Search Engine¶
Home > Documentation > Features > Search
Cesivi Server includes a full-text search engine that supports SharePoint Search REST API, SOAP Search, and CSOM Search APIs.
Table of Contents¶
- Overview
- Configuration
- Search Engines
- TF-IDF (Default)
- Lucene.NET (Advanced)
- API Support
- Query Syntax
- Performance Tuning
- Troubleshooting
Overview¶
Cesivi Server provides two search engine implementations:
| Engine | Description | Use Case |
|---|---|---|
| TF-IDF | Lightweight term-frequency search | Development, testing, simple scenarios |
| Lucene.NET | Full-featured search engine | Advanced queries, production-like behavior |
Both engines support: - Full-text search across documents and list items - Field-specific boosting (title weighted 3x) - Pagination and result limiting - Score-based ranking - Search statistics
Configuration¶
Quick Start¶
Add to appsettings.json:
{
"Cesivi": {
"SearchEngine": "TfIdf"
}
}
Or via environment variable:
# Windows PowerShell
$env:Cesivi__SearchEngine = "Lucene"
# Linux/macOS
export Cesivi__SearchEngine=Lucene
Or via command-line:
dotnet run --Cesivi:SearchEngine=Lucene
Available Values¶
| Value | Engine |
|---|---|
TfIdf (default) |
Term-frequency search (lightweight) |
Lucene |
Lucene.NET 4.8 (advanced features) |
Search Engines¶
TF-IDF (Default)¶
The default search engine uses Term Frequency-Inverse Document Frequency (TF-IDF) scoring.
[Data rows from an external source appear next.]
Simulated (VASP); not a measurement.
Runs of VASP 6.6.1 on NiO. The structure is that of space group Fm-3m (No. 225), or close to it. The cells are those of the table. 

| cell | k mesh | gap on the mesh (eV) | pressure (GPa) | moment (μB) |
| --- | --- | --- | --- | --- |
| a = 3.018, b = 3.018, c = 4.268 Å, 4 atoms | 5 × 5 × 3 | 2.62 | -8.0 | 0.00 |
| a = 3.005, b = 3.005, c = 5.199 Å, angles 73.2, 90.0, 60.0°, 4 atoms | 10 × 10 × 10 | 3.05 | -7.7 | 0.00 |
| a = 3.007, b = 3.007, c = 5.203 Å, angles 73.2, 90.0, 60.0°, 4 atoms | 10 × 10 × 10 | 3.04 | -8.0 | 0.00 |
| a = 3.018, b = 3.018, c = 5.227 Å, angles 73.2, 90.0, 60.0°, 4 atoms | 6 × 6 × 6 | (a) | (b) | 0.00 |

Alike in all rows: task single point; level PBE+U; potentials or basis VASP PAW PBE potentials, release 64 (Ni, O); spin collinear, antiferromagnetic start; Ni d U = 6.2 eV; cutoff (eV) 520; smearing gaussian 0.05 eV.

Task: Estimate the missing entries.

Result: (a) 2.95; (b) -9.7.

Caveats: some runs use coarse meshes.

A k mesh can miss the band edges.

Features: - No external dependencies - In-memory index (rebuilt on startup) - Fast for small to medium document sets - Simple query syntax
Limitations:
- No phrase queries ("exact phrase")
- No wildcard queries (test*)
- No fuzzy matching (test~)
- No boolean operators in query syntax
Best For: - Development and testing - Document sets < 10,000 items - Simple keyword search
Configuration:
{
"Cesivi": {
"SearchEngine": "TfIdf"
}
}
Lucene.NET (Advanced)¶
The Lucene.NET engine provides full-featured search capabilities.
Features:
- Phrase queries: "exact phrase match"
- Wildcard queries: test*, te?t
- Fuzzy matching: test~ (typo tolerance)
- Boolean operators: term1 AND term2, term1 OR term2, NOT term
- Field-specific search: title:report
- Range queries: size:[1000 TO 5000]
- Field boosting: title:important^2
- Persistent index (survives restarts)
- Incremental indexing
Limitations: - Adds ~5MB to application size (Lucene.NET packages) - Index directory requires write access
Best For: - Production-like behavior testing - Large document sets (10,000+ items) - Advanced query syntax requirements - Testing SharePoint Search-dependent code
Configuration:
{
"Cesivi": {
"SearchEngine": "Lucene"
}
}
Index Location:
The Lucene index is stored in:
{DataRootPath}/SearchIndex/
For example: R:/MockData/SearchIndex/ or /var/cesivi/data/SearchIndex/
API Support¶
REST API¶
GET /_api/search/query?querytext='sharepoint'
Response:
{
"d": {
"query": {
"PrimaryQueryResult": {
"RelevantResults": {
"RowCount": 10,
"TotalRows": 42,
"Table": {
"Rows": [
{
"Cells": [
{ "Key": "Title", "Value": "SharePoint Guide" },
{ "Key": "Path", "Value": "/sites/docs/guide.docx" },
{ "Key": "HitHighlightedSummary", "Value": "<c0>SharePoint</c0> development..." }
]
}
]
}
}
}
}
}
}
SOAP API¶
POST /_vti_bin/search.asmx
SOAPAction: "urn:Microsoft.Search/Query"
<?xml version="1.0" encoding="utf-8"?>
<soap:Envelope xmlns:soap="http://schemas.xmlsoap.org/soap/envelope/">
<soap:Body>
<Query xmlns="urn:Microsoft.Search">
<queryXml>
<QueryPacket>
<Query>
<QueryText>sharepoint</QueryText>
</Query>
</QueryPacket>
</queryXml>
</Query>
</soap:Body>
</soap:Envelope>
CSOM¶
using Microsoft.SharePoint.Client;
using Microsoft.SharePoint.Client.Search.Query;
var ctx = new ClientContext("http://mocksharepoint.local:5000");
var query = new KeywordQuery(ctx)
{
QueryText = "sharepoint"
};
var executor = new SearchExecutor(ctx);
var results = executor.ExecuteQuery(query);
ctx.ExecuteQuery();
foreach (var row in results.Value[0].ResultRows)
{
Console.WriteLine(row["Title"]);
}
PnP PowerShell¶
Connect-PnPOnline -Url "http://mocksharepoint.local:5000" -Credentials $cred
# Simple search
$results = Submit-PnPSearchQuery -Query "sharepoint"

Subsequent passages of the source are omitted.